In forex, currencies are always traded in pairs. Each forex trade involves the simultaneous buying of one currency while selling another. These currencies are quoted in pairs, with the first currency being the “base currency” and the second being the “quote currency.”
For example, in the pair EUR/USD, EUR is the base currency, while USD is the quote currency.
The value of a currency pair represents the amount of the quote currency needed to buy one unit of the base currency.
Major Currency Pairs
The most heavily traded and widely recognized currencies in the world comprise major currency pairs.
- They always include the US Dollar (USD) as one of the paired currencies.
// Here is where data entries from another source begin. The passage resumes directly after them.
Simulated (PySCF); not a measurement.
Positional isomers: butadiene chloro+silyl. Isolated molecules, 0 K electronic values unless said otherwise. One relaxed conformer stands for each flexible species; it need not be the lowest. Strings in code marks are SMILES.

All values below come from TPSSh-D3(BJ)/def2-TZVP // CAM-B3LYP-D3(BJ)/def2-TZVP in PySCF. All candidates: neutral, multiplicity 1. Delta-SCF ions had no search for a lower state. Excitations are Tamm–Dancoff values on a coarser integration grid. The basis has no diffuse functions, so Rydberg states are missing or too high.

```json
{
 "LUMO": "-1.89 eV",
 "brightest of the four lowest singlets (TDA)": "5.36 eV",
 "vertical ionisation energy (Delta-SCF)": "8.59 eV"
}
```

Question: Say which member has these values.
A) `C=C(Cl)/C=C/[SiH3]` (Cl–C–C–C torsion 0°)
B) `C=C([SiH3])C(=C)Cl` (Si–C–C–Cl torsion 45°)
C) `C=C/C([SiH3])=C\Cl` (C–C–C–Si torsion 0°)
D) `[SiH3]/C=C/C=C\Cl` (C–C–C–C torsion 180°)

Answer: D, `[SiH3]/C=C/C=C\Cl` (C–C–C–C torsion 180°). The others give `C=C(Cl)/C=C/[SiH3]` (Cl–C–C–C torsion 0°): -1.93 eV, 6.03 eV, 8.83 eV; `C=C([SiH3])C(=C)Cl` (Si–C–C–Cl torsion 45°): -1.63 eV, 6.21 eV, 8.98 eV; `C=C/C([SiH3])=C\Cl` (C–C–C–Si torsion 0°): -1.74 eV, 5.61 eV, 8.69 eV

· Major currency pairs represent the largest portion of forex trading volume, making up most market activity.
· These pairs tend to have high liquidity, and tighter spreads and are popular among both retail and institutional traders.
· Examples include:
EUR/USD Euro/US Dollar USD/JPY US Dollar/Japanese Yen GBP/USD British Pound/US Dollar USD/CHF US Dollar/Swiss Franc USD/CAD US Dollar/Canadian Dollar AUD/USD Australian Dollar/US Dollar
Minor Currency Pairs
Minor currency pairs, or crosses, represent currency pairs from major economies other than the US.
- They don’t involve the US Dollar (USD) as one of the paired currencies.
- While they have lower trading volumes compared to major pairs, they are still relatively liquid and actively traded.
- Examples include:
EUR/GBP Euro/British Pound EUR/JPY Euro/Japanese Yen GBP/JPY British Pound/Japanese Yen AUD/JPY Australian Dollar/Japanese Yen EUR/AUD Euro/Australian Dollar CAD/JPY Canadian Dollar/Japanese Yen
Exotic Currency Pairs
Exotic currency pairs include one major currency paired with the currency of an emerging or smaller economy.
- These pairs are less commonly traded and have lower liquidity compared to major and minor pairs.
- Exotic pairs are associated with countries from regions like Asia, Africa, the Middle East, or South America.
- They are characterised by higher bid-ask spreads and increased volatility.
- Examples include:
USD/TRY US Dollar/Turkish Lira EUR/TRY Euro/Turkish Lira USD/ZAR US Dollar/South African Rand USD/THB US Dollar/Thai Baht USD/MXN US Dollar/Mexican Peso EUR/HUF Euro/Hungarian Forint
What Are Exotic Currency Pairs?
Exotic pairs are less liquid and less commonly traded. They are made up of one major currency paired with the currency of an emerging or less-established economy.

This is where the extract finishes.